Transformers documentation
CHMv2
This model was released on 2026-03-11 and added to Hugging Face Transformers on 2026-03-11.
CHMv2
Overview
The Canopy Height Maps v2 (CHMv2) model was proposed in CHMv2: Improvements in Global Canopy Height Mapping using DINOv3. Building on our original high-resolution canopy height maps released in 2024, CHMv2 delivers substantial improvements in accuracy, detail, and global consistency by leveraging DINOv3, Meta’s self-supervised vision model.
You can find more information here, and the original code here.

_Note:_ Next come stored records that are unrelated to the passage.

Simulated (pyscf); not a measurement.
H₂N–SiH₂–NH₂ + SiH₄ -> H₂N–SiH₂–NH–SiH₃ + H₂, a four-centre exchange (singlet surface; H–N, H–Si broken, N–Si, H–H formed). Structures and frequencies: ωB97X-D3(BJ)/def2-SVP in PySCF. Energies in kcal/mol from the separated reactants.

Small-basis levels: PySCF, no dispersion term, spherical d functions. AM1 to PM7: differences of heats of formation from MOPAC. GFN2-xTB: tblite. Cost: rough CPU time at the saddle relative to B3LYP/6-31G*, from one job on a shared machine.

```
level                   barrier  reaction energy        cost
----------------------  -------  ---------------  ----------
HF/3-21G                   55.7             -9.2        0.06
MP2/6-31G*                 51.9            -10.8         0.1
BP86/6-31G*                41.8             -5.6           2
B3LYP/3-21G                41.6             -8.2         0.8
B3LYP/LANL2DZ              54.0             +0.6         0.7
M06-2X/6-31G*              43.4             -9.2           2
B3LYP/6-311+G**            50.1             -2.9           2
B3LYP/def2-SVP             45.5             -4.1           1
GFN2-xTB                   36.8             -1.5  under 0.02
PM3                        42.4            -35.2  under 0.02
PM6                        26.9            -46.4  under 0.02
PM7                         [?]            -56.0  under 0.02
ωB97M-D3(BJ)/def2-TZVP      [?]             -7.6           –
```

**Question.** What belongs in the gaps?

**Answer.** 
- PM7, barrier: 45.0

The abstract from the paper is the following:
Accurate canopy height information is essential for quantifying forest carbon, monitoring restoration and degradation, and assessing habitat structure, yet high-fidelity measurements from airborne laser scanning (ALS) remain unevenly available globally. Here we present CHMv2, a global, meter-resolution canopy height map derived from high-resolution optical satellite imagery using a depth-estimation model built on DINOv3 and trained against ALS canopy height models. Compared to existing products, CHMv2 substantially improves accuracy, reduces bias in tall forests, and better preserves fine-scale structure such as canopy edges and gaps. These gains are enabled by a large expansion of geographically diverse training data, automated data curation and registration, and a loss formulation and data sampling strategy tailored to canopy height distributions. We validate CHMv2 against independent ALS test sets and against tens of millions of GEDI and ICESat-2 observations, demonstrating consistent performance across major forest biomes.
Usage examples
Run inference on an image with the following code:
from PIL import Image
import torch
from transformers import AutoModelForDepthEstimation, AutoImageProcessor
processor = AutoImageProcessor.from_pretrained("facebook/dinov3-vitl16-chmv2-dpt-head")
model = AutoModelForDepthEstimation.from_pretrained("facebook/dinov3-vitl16-chmv2-dpt-head")
image = Image.open("image.tif")
inputs = processor(images=image, return_tensors="pt")
with torch.no_grad():
outputs = model(**inputs)
depth = processor.post_process_depth_estimation(
outputs, target_sizes=[(image.height, image.width)]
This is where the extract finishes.